Havana, Jun 3 (EFE).- Former President Raul Castro, who turned 88 Monday, has kept a low profile since leaving office more than a year ago, but continues to influence Cuban politics as leader of the ruling Communist Party.
Castro, who stepped down on April 19, 2018, in favor of his protege, Miguel Diaz-Canel, has eschewed the limelight other than on major occasions such as the promulgation of Cuba’s new constitution in April and the official celebration of International Workers Day on May 1.
Diaz-Canel was among the high-ranking officials taking to social media on Monday to wish Gen. Castro a happy birthday.
Communist Party daily Granma, meanwhile, published excerpts of Castro’s speeches over the last three years under the heading: “We will not renounce any of our principles.”
On the day of Diaz-Canel’s inauguration, Raul Castro announced his intention to keep the position of Communist Party leader until 2021.
And in his first speech as president, Diaz-Canel said that his political mentor “will lead the decisions of the greatest transcendence for the present and future of the nation.”
Raul Castro took the reins in Cuba in the summer of 2006 – when older brother Fidel was struck by a grave illness – and formally assumed the presidency in 2008.
Immediately after abandoning the presidency, Raul set about the task of reforming the constitution to incorporate the steps he took during his 10 years as head of state to begin liberalizing the Cuban economy.
Though the drafting of the new charter involved some democratic elements, such as nationwide consultative gatherings where ordinary citizens were encouraged to share their ideas, the document maintains the Communist Party’s monopoly on political power.
Castro has also met with visiting officials from key Cuban allies such as Venezuela, Russia, China and Vietnam. On May 23, the former president received the deputy leader of North Korea’s ruling party, Ri Su-yong.

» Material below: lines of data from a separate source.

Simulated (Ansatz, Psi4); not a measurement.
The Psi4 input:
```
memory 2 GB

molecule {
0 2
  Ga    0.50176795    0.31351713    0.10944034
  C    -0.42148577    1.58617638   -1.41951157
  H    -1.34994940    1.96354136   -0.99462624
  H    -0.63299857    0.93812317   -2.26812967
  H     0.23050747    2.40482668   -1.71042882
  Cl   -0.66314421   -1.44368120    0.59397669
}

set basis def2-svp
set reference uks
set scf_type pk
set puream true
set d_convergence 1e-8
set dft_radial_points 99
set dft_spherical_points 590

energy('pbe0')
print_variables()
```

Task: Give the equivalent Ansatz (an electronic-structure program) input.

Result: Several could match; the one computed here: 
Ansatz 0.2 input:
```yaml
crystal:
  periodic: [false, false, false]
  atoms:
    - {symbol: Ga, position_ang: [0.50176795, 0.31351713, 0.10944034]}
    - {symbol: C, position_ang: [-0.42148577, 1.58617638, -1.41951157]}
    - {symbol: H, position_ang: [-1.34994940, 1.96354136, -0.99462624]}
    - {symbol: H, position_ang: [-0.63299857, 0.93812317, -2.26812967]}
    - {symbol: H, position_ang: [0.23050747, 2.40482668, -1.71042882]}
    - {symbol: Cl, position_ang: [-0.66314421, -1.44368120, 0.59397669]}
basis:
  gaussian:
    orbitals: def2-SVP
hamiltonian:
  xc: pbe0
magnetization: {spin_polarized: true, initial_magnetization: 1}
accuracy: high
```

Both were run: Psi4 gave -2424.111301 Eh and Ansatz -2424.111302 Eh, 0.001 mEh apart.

In his most recent speech, during the April 10 parliamentary ceremony marking the enactment of the new constitution, Castro urged Cubans to prepare “for the worst” in terms of the economy, acknowledging that the country was contending with its most severe financial squeeze in a decade.
Amid periodic speculation about his health, the general appeared hale and hearty on May Day.
Authorities disclosed in May 2018 that Raul had undergone a hernia operation. The revelation was apparently intended to explain his absence from public view in the wake of a plane crash in Havana that left 112 people dead.